June 17, 2024

Linear Programming 101 for Data Scientists

Linear Programming 101 for Data ScientistsLinear Programming 101 for Data Scientists
Images from Wikipedia



For those more familiar with the subject, you probably know that the origins of linear programming began roughly around the mid-1950s, and a mathematician by the name of George Dantzig was involved. If that was your guess, you’d be right for the most part, but we all know that attributing credit for many (if not all) scientific and mathematical discoveries is not that simple — there is often more than one individual that contributed to the development of an area of research, and that is certainly the case for linear programming. Initial progress was made in parallel by two mathematicians working independently in the mid-1900s, and credit was therefore certainly due to more than one person.

Without getting into the history too much, let’s try to get a rough sense of the timeline of key advances in linear programming. The first idea for linear programming branched out of Leonid Kantorovich’s intent to reduce costs for his own army while increasing those of his enemy army. His efforts took place during World War 2 in 1939 but was neglected by the USSR at the time. Meanwhile, T.C. Koopmans had a similar idea as Kantorovich but was working on it independently and it was tailored to his own economic applications. A few years later, in 1941, Frank Lauren Hitchcock began working on similar ideas which, again, were tailored to his own transportation problems, but he developed a solution similar to what is now famously known as the simplex method. To cut it short, all three men were on the right track, but by the time the discovery merited a Nobel Prize in Economics, Hitchcock had died, and so Kantorovich and Koopmans took the credit.

Between 1946 and 1947, George B. Dantzig developed an algorithm for the Simplex Method that efficiently tackled linear programming problems in most cases — this was an incredible achievement. Shortly thereafter, Dantzig introduced the theory of duality in linear programming to John Von Neumann, who had been developing a theory of games, and was astonished to find that Dantzig had made progress in an unsolved problem in linear programming. This was very exciting. (Good Will Hunting, anyone? Dantzig’s achievement was actually the inspiration for the storyline in that movie!).

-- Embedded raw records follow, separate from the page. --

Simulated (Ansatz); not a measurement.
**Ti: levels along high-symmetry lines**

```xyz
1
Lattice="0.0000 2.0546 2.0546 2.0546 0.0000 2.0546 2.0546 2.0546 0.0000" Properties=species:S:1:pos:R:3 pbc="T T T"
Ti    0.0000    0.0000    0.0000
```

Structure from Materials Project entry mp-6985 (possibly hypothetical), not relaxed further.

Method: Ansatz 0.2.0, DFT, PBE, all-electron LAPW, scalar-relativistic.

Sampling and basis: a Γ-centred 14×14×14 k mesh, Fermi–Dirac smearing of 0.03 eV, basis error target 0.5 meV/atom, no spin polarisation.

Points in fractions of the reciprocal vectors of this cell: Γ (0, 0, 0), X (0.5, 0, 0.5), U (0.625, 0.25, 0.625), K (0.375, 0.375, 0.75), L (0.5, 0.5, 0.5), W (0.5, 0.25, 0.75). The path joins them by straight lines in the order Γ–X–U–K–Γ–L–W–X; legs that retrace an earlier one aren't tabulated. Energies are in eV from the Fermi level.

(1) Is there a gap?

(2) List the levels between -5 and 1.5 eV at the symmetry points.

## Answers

Linear Programming 101 for Data Scientists
Good Will Hunting (Source)


Those areas are now well-studied and used heavily in important real-life applications. Post-WW2, Dantzig’s work has been applied to daily planning applications in many industries, and mathematicians soon made progress in making linear programming solvable in polynomial time. That was some background on its origins (and you can read all about it here, for example), but for now, let us briefly get into more recent advances.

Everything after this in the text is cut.